But cooking was not Gima's only skill: "When times got rough, she would put on her best jewelry that hadn't been hocked, and her best dress (she always had an aristocratic air), and she would disappear for a few days. She would go to the private clubs in Philadelphia and she would wipe up at the medium-stakes bridge tables. She was a really good card player. Then she would come home and pay the rent or pay the tuition at Springside."

And her adventurous streak did not stop at cooking. Once, after inheriting "a pile of money," she took her best friend to Paris for three months. "They stayed at the St. Georges, bought clothes and ate at the best restaurants and came home dead broke," Gilbert says. "She had little kids at the time!" Two weeks later the stock market crashed and everyone was broke. According to family history, Gima said: "They all lost their money. I spent mine."

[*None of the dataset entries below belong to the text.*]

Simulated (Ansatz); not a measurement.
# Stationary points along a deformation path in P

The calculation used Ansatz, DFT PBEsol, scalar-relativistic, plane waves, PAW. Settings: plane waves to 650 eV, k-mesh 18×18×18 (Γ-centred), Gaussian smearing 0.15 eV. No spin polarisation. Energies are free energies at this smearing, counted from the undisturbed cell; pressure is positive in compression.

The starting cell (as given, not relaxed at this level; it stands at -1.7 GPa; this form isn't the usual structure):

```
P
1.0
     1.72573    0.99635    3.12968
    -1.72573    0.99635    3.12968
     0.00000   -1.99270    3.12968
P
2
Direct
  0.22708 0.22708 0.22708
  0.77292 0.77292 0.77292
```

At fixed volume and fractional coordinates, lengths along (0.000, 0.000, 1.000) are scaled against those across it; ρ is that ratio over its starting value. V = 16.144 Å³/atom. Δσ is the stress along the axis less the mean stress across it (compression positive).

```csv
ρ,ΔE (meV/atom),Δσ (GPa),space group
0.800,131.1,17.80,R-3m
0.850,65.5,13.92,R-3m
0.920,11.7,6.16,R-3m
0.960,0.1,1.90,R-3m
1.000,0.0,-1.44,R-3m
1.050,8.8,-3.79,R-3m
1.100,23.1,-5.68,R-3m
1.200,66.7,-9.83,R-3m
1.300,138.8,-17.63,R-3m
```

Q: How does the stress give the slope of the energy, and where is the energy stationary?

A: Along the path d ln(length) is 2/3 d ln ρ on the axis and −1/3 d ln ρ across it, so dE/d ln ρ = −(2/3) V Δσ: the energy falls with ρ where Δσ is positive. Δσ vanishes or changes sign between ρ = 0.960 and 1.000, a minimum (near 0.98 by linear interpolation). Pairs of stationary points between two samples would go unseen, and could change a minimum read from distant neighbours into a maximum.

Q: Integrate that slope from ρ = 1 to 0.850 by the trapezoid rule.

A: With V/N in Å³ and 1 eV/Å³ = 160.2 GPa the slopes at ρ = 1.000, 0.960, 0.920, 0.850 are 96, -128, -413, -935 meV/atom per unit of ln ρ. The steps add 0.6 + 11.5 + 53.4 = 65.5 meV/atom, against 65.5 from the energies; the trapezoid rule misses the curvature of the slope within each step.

Pretty much her whole life, Gima followed the philosophy "Live for the moment," Gilbert says. "I'm very aware of having access to a life that Gima would have loved to have had," says Gilbert. "That is why I feel such a strong sense of stewardship for this book."

Gilbert and her husband, well, mostly her husband, have been cooking their way through the recipes. "We made the chicken cacciatore … we thought it would be too dry, or that it would need olives. But it was so bloody good. It tasted like a recipe from somebody who had made it hundreds of times, which, of course, she had." They also made the vegetable soup from a recipe Gima learned from her Irish maid: "Jose said it tasted like his grandmother's cooking. There is no higher compliment."

After a final stir, Gilbert brings a spoon to her mouth, to taste the now-finished oyster bisque. "Well, let's see …" she says, blowing gently to cool it.

"Wow! You have to taste this. It is so good. I really didn't see that coming."

And it is good: briny, buttery, and exceptionally tasty.

"That is sort of what all her recipes are like," Gilbert says. "They sound ho-hum and then you taste them and you are blown away. … I just love that I have to keep learning to trust her."